The Practice of Immigration Law as Manumission

I do not want to equate the evil of chattel slavery with the evil of immigration restrictions. They may or may not be equal in one person’s experience or another’s, but I am not out to make a claim one way or another. I want to avoid at all costs what Elizabeth Martinez terms an “oppression Olympics,”1 referring to the weighing of which group is more or less oppressed than another such that the comparison succeeds in turning oppressed people against each other, which is of course a win for the oppressor. All I want to do here is re-frame the moral context of immigration law practice by way of analogy to the practice of manumission law in centuries past.

I. Manumission Law and Immigration Law

During the centuries that chattel slavery persisted in the Americas, there existed also in many jurisdictions the law of “manumission,” or the emancipation of a person from status as a slave through legal means, such as by purchasing or contracting for their freedom from their owner, or having it granted to them by their owner’s will and testament, making them a “free person.”2 Sometimes this involved slave owners asking a tribunal to manumit the human beings they themselves owned,3 but in other contexts it involved enslaved people directly asking the court to allow themselves to be manumitted,4 sometimes with representation by counsel.5 It is this latter scenario of self-manumission through an advocate that we’re referring to here – where an advocate argued on behalf of an enslaved person for their freedom.

The practice of immigration law6 is the lawful application for enhanced liberty or rights for individuals without U.S. Citizenship, before and against a government agency designed to restrict their liberty and their right to have rights, as Hannah Arendt put it.7 The immigration law practitioner petitions a government officer or judge for their recognition of a human being’s right to move, work and survive. This is to say, the non-citizen, through their immigration lawyer, asks the government officer or judge for permission to be treated as a full human being; put even more simply, a non-citizens asks the government, through counsel, to recognize their humanity.
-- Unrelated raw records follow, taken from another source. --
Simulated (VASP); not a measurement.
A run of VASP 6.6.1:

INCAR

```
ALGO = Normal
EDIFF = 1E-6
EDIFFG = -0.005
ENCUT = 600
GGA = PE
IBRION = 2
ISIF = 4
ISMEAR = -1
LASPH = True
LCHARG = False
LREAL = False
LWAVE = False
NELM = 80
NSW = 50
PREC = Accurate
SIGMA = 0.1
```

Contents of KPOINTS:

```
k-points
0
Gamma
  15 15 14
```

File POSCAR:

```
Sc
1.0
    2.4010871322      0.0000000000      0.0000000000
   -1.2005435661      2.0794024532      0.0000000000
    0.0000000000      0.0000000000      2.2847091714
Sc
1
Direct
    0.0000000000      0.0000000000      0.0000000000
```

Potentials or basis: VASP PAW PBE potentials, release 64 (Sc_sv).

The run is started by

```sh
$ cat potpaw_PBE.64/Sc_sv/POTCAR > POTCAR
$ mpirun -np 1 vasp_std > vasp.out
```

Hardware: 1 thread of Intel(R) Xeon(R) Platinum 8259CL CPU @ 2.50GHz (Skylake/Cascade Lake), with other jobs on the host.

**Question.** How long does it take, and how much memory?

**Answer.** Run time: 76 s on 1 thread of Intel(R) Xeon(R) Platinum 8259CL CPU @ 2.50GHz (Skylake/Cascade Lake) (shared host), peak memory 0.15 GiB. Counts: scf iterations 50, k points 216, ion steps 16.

The same law that affords the non-citizen the ability to petition for this recognition and permission is the same law that endows that officer or judge with the unchallenged power to dismember families, crush freedom and sentence deportees to death. Just as the enslaved person asked for their freedom on the authority of their owner’s will or contract – the same owner with the power to end their family, their freedom or their life. But, without comparing the degree of dehumanization or the frequency of torture and murder visited upon human beings within either of these institutions, what other aspects of them appear comparable?

In both instances the law afforded a narrow route of escape (albeit with limited rights to the escapee) from the institution. In both instances a legal advocate, a lawyer, had to work within the laws of the time and make arguments based on those laws and the assumptions that undergird them – seeking relief from the same power that presumed the authority to destroy their client. In both instances, engaging in this kind of advocacy against the institution did not actually challenge the institution’s authority or legitimacy, but rather reinforced them.8 Certainly it failed/fails to challenge but reinforces the artifice of white supremacy. In both cases the advocacy nonetheless enhanced the liberty of individual people on a case-by-case basis

One author describes manumission this way: “Slaves used the law designed essentially to keep them as slaves to win their freedom, and free people of color used the law to maintain and often to fight vigorously to safeguard their liberty.”9 Replace “slaves” with “undocumented people” and the former part of this explanation could easily describe removal defense and bond hearings while the latter could just as easily describe applications for legal permanent residence or naturalization.

II. Moral Tension

Another way in which the practice of manumission is comparable to the practice of immigration law is that neither was/is devoid of moral ambiguity. In each case well-meaning people were working within an institution they may have fundamentally disagreed with or even hated. In doing so they obeyed the rules of that institution and called upon the authority of the slave owner’s ownership to manumit, and thus arguably kowtowed to its authority, thereby legitimizing and reinforcing it. In this sense they were to some degree complicit in the crimes of the institution itself. When we ask the government today to give a person relief from deportation or detention, we imply that we agree that the government has the authority to destroy that person’s life; inasmuch as we appeal to a power, we also consent to it.

But at the same time, there’s a strong moral argument that an attorney’s practice of manumission law to secure a client’s freedom was necessary for a simple reason: it saved lives. It did require a lawyer to play by the rules of slavery, but practically it also saved the lives of individual human beings, shielding them from torture, murder and rape – just as deportation defense often does today.10 Ultimately manumission won an individual person’s liberty (or at least reduced their level of bondage11), albeit without injuring or truly challenging the evil institution from which they were liberated. The same can be said of the practice of immigration law today – like manumission before it, it may be necessary to save lives.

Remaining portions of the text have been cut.